How will this mess ever be resolved? With some kind of hyperinflationary collapse?

Turk: We were almost at a collapse in 2008. That was a different collapse in the sense that they did everything they could to re-liquefy the system, and other than Lehman Brothers, they didn’t allow anyone else to liquidate themselves. They didn’t want the derivative markets to blow up and all these trillions of dollars of promises to disappear because of a massive liquidation. Instead, they’ve unleashed the inflationary, and I think eventually, the hyperinflationary course.

You raise a good point. When is it going to happen? No one can predict that. It could happen next week, or it could happen next month, or it could be a few years away. But looking at everything that’s happening, you can intuitively sense that things are heading in the wrong direction.

When you’re heading in the wrong direction, you’re heading towards the cliff. If you keep driving towards it, sooner or later, you’ll roll over that cliff. That’s what really concerns me. What I expect to happen goes back to the book that John Rubino and I wrote in 2004, The Coming Collapse of the Dollar. I expect the dollar will collapse just like the Continental, this country’s first currency, collapsed during the American Revolution.

After the Continental collapsed, the framers tried to create a more perfect union, as they said in the preamble. One of the key planks of that constitution was sound money, which was enacted by the Coinage Act of 1792, passed by congress, and signed into law by George Washington. That defined the dollar as 371.25 grains of pure silver. It wasn’t until 1971 that Nixon took us off any kind of metallic monetary standard. Now we’re re-learning the lessons the constitution’s framers learned back in the 1780s. It’s really quite sad.

Moneychanger: One fear gives me nightmares: that the reform after this hyperinflationary event might be hijacked by the same people who are running things now, so we end up with a gold-plated standard without any genuine convertibility and genuine reform, only a new lease on life for the same old system and the same old banks.
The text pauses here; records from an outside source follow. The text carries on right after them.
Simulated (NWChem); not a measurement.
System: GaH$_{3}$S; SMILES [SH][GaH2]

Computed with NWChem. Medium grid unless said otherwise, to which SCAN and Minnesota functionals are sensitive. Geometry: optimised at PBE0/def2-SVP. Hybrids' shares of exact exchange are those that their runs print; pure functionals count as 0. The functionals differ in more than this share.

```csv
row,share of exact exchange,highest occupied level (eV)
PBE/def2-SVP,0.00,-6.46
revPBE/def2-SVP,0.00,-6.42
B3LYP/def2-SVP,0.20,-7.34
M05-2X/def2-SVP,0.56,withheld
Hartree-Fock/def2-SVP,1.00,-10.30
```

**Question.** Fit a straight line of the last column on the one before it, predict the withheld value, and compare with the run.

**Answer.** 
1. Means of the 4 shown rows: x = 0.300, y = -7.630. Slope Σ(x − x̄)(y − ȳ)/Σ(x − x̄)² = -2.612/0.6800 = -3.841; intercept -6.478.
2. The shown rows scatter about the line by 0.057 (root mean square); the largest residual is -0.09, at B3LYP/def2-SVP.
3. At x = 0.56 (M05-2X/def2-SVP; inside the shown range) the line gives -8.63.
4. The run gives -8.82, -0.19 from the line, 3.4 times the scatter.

Turk: You’re absolutely right, that is the concern. You know, Edwin Vieira makes the point that just as we have separation of church and state, we should also have separation bank and state. I like to say we should have separation of money and state. The framers did not put the power of creating money into the state’s hands. They gave congress the power to coin money. They didn’t give congress the power to print money. There’s a fundamental difference. We must return to that principle and take the power to create or define money out of the politician’s hands and put it where it’s supposed to be, in the free market.

Moneychanger: Precisely. What’s your outlook for silver?

Turk: I have been and remain more bullish on silver than I am on gold. I use my Fear Index and my GoldMoney Index as a mathematical formula to show that gold is historically undervalued based on all measures we’ve seen in the past. (The other benefit that gold offers is that it’s money that has no counterparty risk. When you hold that gold coin in your hand, that coin’s value doesn’t depend upon any bank or central bank or government. It’s based on the market’s perception that this has had value for 5,000 years, and it’s likely to have value for the foreseeable future.)

Historically, the normal ratio between gold and silver is 16 or 17 ounces of silver to one ounce of gold, but at the moment one ounce of gold costs more than 60 ounces of silver. Gold is historically cheap, but relative to the historical norm, silver is even cheaper. I’m more bullish on silver going forward than I am on gold because I expect the ratio to fall back down to 20, 18, or maybe even 16 to 1 as this financial collapse continues.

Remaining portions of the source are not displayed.